Friday, June 5, 1998



Offending photo
to bring apology

Castle High's yearbook
shows a student dressed
in Klan robes

By Debra Barayuga
Star-Bulletin

Tapa

School officials appear to be responding more quickly to the latest charge of racial harassment against African Americans, this time at Castle High, a lawyer says.

The charge involves a photo in Castle High's 1998 yearbook of a student on Halloween dressed in a Ku Klux Klan robe. The photo is in a collage of other students in Halloween costumes.

But complaints could have been avoided if the state Department of Education had provided racial sensitivity training to all principals, school staff, and teachers, including yearbook advisers -- and particularly with reference to African Americans, said attorney Daphne Barbee-Wooten.

"It's a shame and disgrace the department didn't learn from the Kalaheo incident," she said.

Two Kalaheo parents last year sued the department, saying school officials failed to adequately respond to a yearbook caption they regarded as racially offensive. The caption accompanied a photo of African-American students. The suit is scheduled for trial Oct. 27.

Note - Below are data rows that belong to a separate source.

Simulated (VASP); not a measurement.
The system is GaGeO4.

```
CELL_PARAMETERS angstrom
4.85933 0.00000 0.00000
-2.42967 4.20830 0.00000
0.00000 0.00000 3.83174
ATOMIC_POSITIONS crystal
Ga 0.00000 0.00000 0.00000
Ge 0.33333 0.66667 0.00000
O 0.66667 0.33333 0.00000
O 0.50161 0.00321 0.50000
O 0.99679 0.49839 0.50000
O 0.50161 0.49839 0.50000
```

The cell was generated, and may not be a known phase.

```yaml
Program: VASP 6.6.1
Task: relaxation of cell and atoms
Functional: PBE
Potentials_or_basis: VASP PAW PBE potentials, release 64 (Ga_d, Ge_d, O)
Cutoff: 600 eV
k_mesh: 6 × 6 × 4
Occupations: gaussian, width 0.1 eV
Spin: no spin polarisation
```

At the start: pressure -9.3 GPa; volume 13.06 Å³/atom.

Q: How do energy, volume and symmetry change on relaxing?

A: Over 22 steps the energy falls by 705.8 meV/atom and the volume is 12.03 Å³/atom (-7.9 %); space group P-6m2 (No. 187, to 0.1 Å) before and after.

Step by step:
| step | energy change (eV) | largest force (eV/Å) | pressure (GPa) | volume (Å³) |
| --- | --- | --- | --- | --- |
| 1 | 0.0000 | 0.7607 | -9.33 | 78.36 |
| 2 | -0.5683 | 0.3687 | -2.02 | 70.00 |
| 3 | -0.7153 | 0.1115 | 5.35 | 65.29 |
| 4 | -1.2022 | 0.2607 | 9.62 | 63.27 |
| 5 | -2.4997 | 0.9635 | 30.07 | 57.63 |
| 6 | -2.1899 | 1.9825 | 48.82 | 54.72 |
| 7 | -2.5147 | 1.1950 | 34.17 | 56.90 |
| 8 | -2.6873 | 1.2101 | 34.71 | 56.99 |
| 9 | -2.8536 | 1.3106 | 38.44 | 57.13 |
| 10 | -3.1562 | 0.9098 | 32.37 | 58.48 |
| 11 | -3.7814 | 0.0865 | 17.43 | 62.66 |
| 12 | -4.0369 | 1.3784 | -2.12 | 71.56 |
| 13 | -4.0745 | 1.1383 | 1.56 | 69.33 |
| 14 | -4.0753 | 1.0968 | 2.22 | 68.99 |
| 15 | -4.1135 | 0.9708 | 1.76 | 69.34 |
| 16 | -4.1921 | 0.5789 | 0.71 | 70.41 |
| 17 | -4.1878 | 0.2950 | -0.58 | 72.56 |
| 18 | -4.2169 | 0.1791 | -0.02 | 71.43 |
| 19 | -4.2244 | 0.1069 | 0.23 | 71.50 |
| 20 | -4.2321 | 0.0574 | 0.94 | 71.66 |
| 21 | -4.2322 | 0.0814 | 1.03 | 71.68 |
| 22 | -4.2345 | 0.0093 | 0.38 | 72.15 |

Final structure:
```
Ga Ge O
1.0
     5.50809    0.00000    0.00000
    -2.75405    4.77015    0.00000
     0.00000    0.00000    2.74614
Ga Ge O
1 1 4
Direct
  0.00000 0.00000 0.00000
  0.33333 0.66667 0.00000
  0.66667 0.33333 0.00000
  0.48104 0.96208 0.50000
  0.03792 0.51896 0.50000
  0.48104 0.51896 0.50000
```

"It just keeps going on and on," Barbee-Wooten said.

"How many mistakes does it take before they learn?"

Steven Boyce, father of an African-American student at Castle, protested the publication of the photo in a June 1 letter, calling it a "senseless display of bigotry."

Castle Principal Barbara Teruya took immediate responsibility and action, said Deputy Superintendent Stan Seki.

"The department does not condone discrimination of any type," he said. "We're hopeful this will be resolved quickly."

The school will be sending out apology letters to students and parents before school lets out next Tuesday and will provide stickers to cover the offending photo.

The school also will be working with Kailua Intermediate School Principal Lorraine Henderson to provide multiethnic sensitivity training for staff -- a move Kalaheo parents had requested.

Boyce questioned whether such training will put an end to racist views.

"You can educate as much as you want to, but racism and people's insensitivity is an individual thing," he said.

"It's beyond Castle. It permeates in our society."

The photo of the Ku Klux Klan uniform is "extremely insulting" to African-Americans because the group, which still exists, was founded to harass, kill and lynch blacks, Barbee-Wooten said.

The Afro American Lawyers Association of Hawaii yesterday filed a complaint with the department and is waiting to see what steps are taken to rectify the situation.

One of the students whose parents filed suit over the Kalaheo yearbook incident transferred to Castle this year, Barbee-Wooten said.

Myles Sanders Jr., a military dependent, has since moved to Missouri and hasn't seen the yearbook photo, she said.